Schumer, Democrats Vow to Block Trump’s SCOTUS Nominee

Sen Schumer AP

Incoming Senate minority leader Chuck Schumer (D-NY) says he and his fellow party members will “absolutely” do their best to block President-elect Donald Trump’s nomination of a ninth justice to fill the Supreme Court vacancy created by the death of Antonin Scalia last February.

“We are not going to make it easy for them to pick a Supreme Court justice,” Schumer told MSNBC host Rachel Maddow. “It’s hard for me to imagine a nominee that Donald Trump would choose that would get Republican support that we [Democrats] could support.” Schumer added, “If they don’t appoint somebody good, we’re going to oppose them tooth and nail.”

On Wednesday, the Associated Press reported that Schumer said if Trump did not choose a “mainstream” nominee, Democrats will oppose the individual “with everything we have.”

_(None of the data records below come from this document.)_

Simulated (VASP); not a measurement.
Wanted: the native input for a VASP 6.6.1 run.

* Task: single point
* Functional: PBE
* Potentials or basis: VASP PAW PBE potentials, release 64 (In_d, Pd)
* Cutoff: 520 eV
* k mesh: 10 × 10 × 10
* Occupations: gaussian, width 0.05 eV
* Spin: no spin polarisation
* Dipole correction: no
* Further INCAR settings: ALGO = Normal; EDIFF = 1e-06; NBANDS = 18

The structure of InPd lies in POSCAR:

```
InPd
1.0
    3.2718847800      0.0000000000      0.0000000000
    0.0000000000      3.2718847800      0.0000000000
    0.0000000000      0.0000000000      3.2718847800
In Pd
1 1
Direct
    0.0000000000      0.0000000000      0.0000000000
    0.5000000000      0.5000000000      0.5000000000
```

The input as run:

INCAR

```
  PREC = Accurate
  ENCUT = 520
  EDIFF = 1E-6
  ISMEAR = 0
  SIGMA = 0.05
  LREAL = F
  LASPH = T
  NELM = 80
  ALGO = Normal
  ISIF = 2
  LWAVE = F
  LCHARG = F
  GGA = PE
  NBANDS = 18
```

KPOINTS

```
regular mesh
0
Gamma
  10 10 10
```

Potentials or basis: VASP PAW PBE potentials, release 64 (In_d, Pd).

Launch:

The Republican-controlled Senate had refused to vote on Merrick Garland, President Barack Obama’s pick to fill Scalia’s seat, blocking him for nine months. Schumer described Garland as “a very moderate, mainstream nominee.” The GOP said it would be up to the next president to nominate the ninth judge to the nation’s highest court.

Previously, Heritage Action CEO Michael A. Needham said:

President Obama and Senate Democrats will no doubt call Judge Garland a ‘mainstream Federal judge’ and promise his ‘approach to deciding cases on the law and the Constitution, not politics or an ideological agenda.'” He added, “Of course, they said those exact words when liberal Justices Sotomayor and Kagan were nominated. We are one liberal Justice away from seeing gun rights restricted and partial birth abortion being considered a constitutional right. The Republican majority exists to block these type of nominees.

Similarly, Manhattan Institute Senior Fellow James Copland said, “Judge Garland is an experienced, highly regarded judge—who happens to be a liberal. In other words, he looks a lot like Samuel Alito did when he was nominated by George W. Bush, except that Alito was a conservative rather than a liberal.” Copland added, “It’s hardly surprising that GOP senators, now in the majority, would approach this nomination similarly.”

Garland’s nomination expired Tuesday with the swearing in of the 115th Congress.

Breitbart News previously reported that in 2007, Schumer told an audience at the left-wing American Constitution Society (ACS) that he wanted to block any Supreme Court nominations for the last 18 months of President George W. Bush’s presidency.

However, earlier this year Schumer said Republicans should not cite his 2007 comments, saying it is “comparing apples to oranges.”

Speaking with Maddow, Schumer said, “They won’t have 60 votes to put in and out of the mainstream nominee. And then they’re going to have to make a choice; change the rules. It’s going to be very hard for them to change the rules.”

Back in 2013, Senate Democrats did change the rules by triggering the “nuclear option to decrease the number of senators needed to confirm Cabinet picks from 60 to 51 votes. Schumer, who had argued against the move which was brought about by former Senate Democratic leader Harry Reid (D-NV), said he wishes “it hadn’t happened.”

Schumer and his fellow Democratic senators have vowed to fight against eight of President-elect Trump’s Cabinet picks. Republicans hold a 52-48 majority in the new Senate which means they already have the number needed to confirm Trump’s nominees without the Democrats.